A few months ago, I went hunting for street art in Amsterdam. Returning to London, I came across a few artists in my photos who I wasn’t familiar with, so I did a bit of research to find out more. That’s when I stumbled upon Nicole and her passion for the street art scene. She leads street art tours in Amsterdam so I had to pick her brain about what’s going on in this creative city that’s embracing its street art culture more and more these days. Read on to find out more about which who is making a mark on Amsterdam’s walls, a city in Italy that is a street art haven and Nicole’s Street Art in Europe book that’s just getting underway.
LO: Give us an idea of your background and interests in five sentences or less.
NB: I am originally from Arnhem in The Netherlands but have been living in Haarlem now for over three years. I am more often to be found in Amsterdam. Currently I am without a job and enjoying my ‘freedom’. I have always had a huge passion for music (writing, dj-ing, concerts, etc.), but since five years street art became a bigger passion.
LO: What sparked your initial fascination with street art and when?
NB: It was at the Cans Festival in London where street art caught my attention. A visiting friend from back home was a huge Banksy fan. I read about this Banksy organized festival, so I took her there. I was living in East London at the time and suddenly started to notice the art around me. I got fascinated by it.
LO: Tell us a bit about the Amsterdam Street Art (ASA) Foundation you helped set up in 2009 and what you hoped to accomplish with this project. Is it still active?
NB: During my last year in London I visited quite a few street art related events (also outside London). These events got me very excited. When moving away from London, I wondered if similar events took place in Amsterdam. Via the internet I got to know Ives.One, who already organized small events. We met up and discussed ideas. That is how ASA was born. Yes, ASA is still alive and kicking, but without me. Due to being busy with work and studying at the same time, I decided to focus my mind on my study and said goodbye to ASA.

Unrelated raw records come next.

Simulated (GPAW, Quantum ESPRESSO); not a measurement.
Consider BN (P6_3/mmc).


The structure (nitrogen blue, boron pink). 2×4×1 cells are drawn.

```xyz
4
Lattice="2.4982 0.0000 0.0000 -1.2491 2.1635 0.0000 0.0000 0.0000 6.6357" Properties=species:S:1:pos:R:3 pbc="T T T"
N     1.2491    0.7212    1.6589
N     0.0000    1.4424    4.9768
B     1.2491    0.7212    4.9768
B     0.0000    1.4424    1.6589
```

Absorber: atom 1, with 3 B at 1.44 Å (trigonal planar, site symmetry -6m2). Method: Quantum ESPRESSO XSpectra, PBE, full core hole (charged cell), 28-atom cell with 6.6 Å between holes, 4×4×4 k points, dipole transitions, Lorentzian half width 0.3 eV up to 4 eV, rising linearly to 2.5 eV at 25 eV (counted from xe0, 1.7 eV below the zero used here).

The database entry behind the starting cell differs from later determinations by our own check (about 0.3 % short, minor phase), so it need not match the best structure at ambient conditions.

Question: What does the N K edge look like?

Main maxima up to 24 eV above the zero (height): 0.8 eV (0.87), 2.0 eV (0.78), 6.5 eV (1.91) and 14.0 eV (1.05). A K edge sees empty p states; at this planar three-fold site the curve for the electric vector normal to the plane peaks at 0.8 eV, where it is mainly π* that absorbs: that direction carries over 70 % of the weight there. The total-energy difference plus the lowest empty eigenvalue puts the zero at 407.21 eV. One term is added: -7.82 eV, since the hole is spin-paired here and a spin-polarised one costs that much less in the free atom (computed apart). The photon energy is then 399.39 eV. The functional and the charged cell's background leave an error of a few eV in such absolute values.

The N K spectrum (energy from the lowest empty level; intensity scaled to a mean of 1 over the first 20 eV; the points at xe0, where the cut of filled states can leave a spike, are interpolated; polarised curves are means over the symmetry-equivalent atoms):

LO: As a street art tour guide, which street artists are currently the most prolific in Amsterdam and where are the best places to see their work? And in London?
NB: Bustart and Zaira are most definitely the most active street artists in Amsterdam. They are an artist couple from Switzerland, but moved to Amsterdam about two years ago. I am a big fan of Zaira’s art. If you would join my street art tour, you will also see a lot of artworks by C215. When he is in town, he is a busy man. I also keep seeing a lot of ‘happy monsters’ by Bortusk Leer. It is like he goes out on his bike every day to paste new artworks around town.
As for London… I have no idea! The last time I visited London was in October. London has most definitely much more street art to offer than Amsterdam. It is more alive for sure.
LO: You’ve travelled quite a bit. Do you go out hunting for street art in each new city? Do you research first? Which has been your favourite trip with respect to street art and why?
NB: It depends. I recently went to Brussels and decided to also go out hunting for Space Invaders. I found 14 of them. Last year my trips to Berlin and Grottaglie (Italy) had a street art focus. Yes, I always do a bit of research before I take the train or plane. Of course, I could join a street art tour (if there is one), but I like doing the research and go my own way. My visit to Grottaglie has been my best street art related trip so far. I went there for the Fame Festival. Oh my, this small Italian town is like a paradise. The weather was good. The people were nice. The street art was and still is absolutely amazing. So many amazing mural artworks by the likes of Conor Harrington, Blu, Os Gemeos, Bastardilla, Vhils and many, many more. A definitive must visit. Can I go again?
LO: You’re working on a street art Europe book project? Exciting! Tell us a bit about what to expect.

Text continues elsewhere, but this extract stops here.